Attorney-General George Brandis has introduced laws that cast a blanket of secrecy over the use and potential abuse of sweeping national security powers. AAP/Lukas Coch

It has been said that the line between good investigative reporting and inappropriate journalistic prying is never clearly drawn. Journalists usually complain long and hard when governments intervene to move the line. So they will not be impressed with what has happened this week.

In the shadow of the recent anti-terrorism raids across New South Wales and Queensland, the Abbott government has passed legislation (with Labor support) designed specifically to silence those who would seek to report particular anti-terrorism measures.

Government can impose blanket of silence

The relevant law emerges from the National Security Legislation Amendment Bill (No.1) 2014. This amends the ASIO Act 1979 by adding a new section 35P (amongst others) to extend existing state and federal prohibitions on the disclosure of information regarding policing for anti-terrorist purposes.

The amendment imposes substantial jail terms (five years) for anyone who discloses information relating to a “special intelligence operation” (SIO). That penalty doubles if there is evidence that the disclosure would endanger the health or safety of any person or prejudice the effective conduct of an SIO. The Senate accepted a Palmer United Party amendment that means anyone who publicly names an ASIO agent could be jailed for up to a decade, a ten-fold increase in the existing penalty.

There is no “public interest” defence. There is no defence that a journalist was not aware that an SIO was even in progress.

Laws designed to limit the reporting of such matters are not new. In the last decade each jurisdiction in Australia has passed legislation that limits publication of information about anti-terrorism orders, or other operations. For example, section 26P of the Terrorism (Police Powers) Act 2002 (NSW) gives the NSW Supreme Court (upon application by the government) power to suppress anything to do with a preventative detention order or prohibited contact order.

What is different about the latest legislation is that the silence “blanket” now applies across Australia without the need for a court order.

History of abuses makes case for transparency

Respected criminologist Peter Grabosky has contributed an interesting chapter on this subject in a forthcoming book, Unsettling Transparency. In his chapter he writes:

While hardly anyone would suggest that national security should be managed in an environment of complete transparency, there are many who suggest that citizens of a democracy are entitled to know about acts of questionable propriety that have been committed by their government on their behalf. And prospectively, it is important for citizens to be party to informed discussion about whether the policies that may lead to these acts are misguided or not.

The reporting of the Pentagon Papers, exposing lies to the people and Congress about the Vietnam War, wouldn’t happen under our national security laws.

Professor Grabosky analyses five international cases of unauthorised public disclosures of national security information. He concludes that the real harm to the national interest in each of the cases arose not from the initial disclosures, but from the state responses. Richard Nixon’s attempted censorship of the Pentagon Papers, for example, only invited further opposition to the Vietnam War.

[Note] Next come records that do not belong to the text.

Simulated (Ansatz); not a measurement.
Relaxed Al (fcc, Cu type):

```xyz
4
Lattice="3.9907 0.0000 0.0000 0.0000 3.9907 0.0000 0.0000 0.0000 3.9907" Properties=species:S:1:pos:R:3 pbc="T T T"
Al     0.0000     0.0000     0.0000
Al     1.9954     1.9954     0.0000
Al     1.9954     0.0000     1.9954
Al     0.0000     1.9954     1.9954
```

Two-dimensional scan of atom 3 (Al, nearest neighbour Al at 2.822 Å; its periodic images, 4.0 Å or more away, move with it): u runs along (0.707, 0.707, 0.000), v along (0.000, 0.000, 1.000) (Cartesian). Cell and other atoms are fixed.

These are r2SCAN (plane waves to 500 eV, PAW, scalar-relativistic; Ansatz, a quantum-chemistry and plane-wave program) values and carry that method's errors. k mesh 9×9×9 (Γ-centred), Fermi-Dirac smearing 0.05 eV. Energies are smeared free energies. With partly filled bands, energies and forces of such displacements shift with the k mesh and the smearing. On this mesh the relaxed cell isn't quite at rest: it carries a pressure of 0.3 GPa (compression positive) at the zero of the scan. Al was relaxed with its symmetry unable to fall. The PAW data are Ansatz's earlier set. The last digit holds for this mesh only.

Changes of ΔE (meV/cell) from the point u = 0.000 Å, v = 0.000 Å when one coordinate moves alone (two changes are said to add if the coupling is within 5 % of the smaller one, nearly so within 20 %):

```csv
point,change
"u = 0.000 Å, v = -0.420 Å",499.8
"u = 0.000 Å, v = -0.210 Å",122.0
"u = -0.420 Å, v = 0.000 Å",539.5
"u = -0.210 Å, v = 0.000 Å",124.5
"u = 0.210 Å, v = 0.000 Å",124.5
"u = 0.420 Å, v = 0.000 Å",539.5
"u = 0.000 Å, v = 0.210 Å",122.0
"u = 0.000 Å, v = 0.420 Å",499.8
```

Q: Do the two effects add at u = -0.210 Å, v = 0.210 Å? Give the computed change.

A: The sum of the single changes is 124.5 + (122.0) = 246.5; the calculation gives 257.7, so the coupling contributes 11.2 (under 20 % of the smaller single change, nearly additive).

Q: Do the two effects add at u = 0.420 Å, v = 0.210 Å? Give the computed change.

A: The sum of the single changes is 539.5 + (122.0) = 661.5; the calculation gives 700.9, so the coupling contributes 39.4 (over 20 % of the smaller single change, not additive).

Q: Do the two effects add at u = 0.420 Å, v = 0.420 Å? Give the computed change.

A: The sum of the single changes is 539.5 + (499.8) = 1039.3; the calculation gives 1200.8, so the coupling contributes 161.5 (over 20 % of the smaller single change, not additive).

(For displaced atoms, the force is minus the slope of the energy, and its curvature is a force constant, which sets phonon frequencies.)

The difficulty for any government that invokes a cloak of secrecy under the claim of “national security” is that it invites suspicion. Is the real agenda to conceal a blunder, to justify a violation of the law, or to pursue a political end?

Remember the famous phrase of Ronald Reagan? “If you knew what I knew.” That rang hollow a decade later when the US government trotted out the same justification for the military pursuit of Saddam Hussein’s alleged “weapons of mass destruction” in the absence of any overt evidence.

In our own corner of the world the tradition continues: on the grounds of “national security” the Australian government continues to refuse to discuss allegations that it engaged in eavesdropping on cabinet ministers of the government of Timor-Leste.

The need to speak truth to power

Into this debate come the journalists, those whose natural inquisitiveness aids their scepticism. Are there any ulterior purposes? Are governments exaggerating a threat in order to justify excessive countermeasures?

No-one is able to assess whether the claims are valid, and whether operations are a legitimate use of state power, unless the information is put under public scrutiny. Moreover, in the absence of reliable information, potentially damaging speculation is likely to fill the evidentiary gap.

So where do we go from here? One could suggest that media proprietors’ barristers should head to the High Court and argue that the law violates the freedom of political communication implied in the Constitution, especially if disclosure does not pose a disproportionate threat to public safety.

The legislation, however, does not give any assistance in this respect. And, in the case of Lodhi (2006) NSWSC 571, the NSW Supreme Court held that suppressing evidence such as this was not an unconstitutional restriction on freedom of speech.

One could simply trust governments to do their job, and tell naysayers to desist. But we need to remember that, when officials are confident that they are not under scrutiny, it is not unfair (nor un-Australian) to suspect that some will exercise their power inappropriately. And to determine whether that has occurred we need transparency, not a wall of silence.

Governmental zeal, however justified by the pressures of the day, must be kept in check by the curiosity of a free press.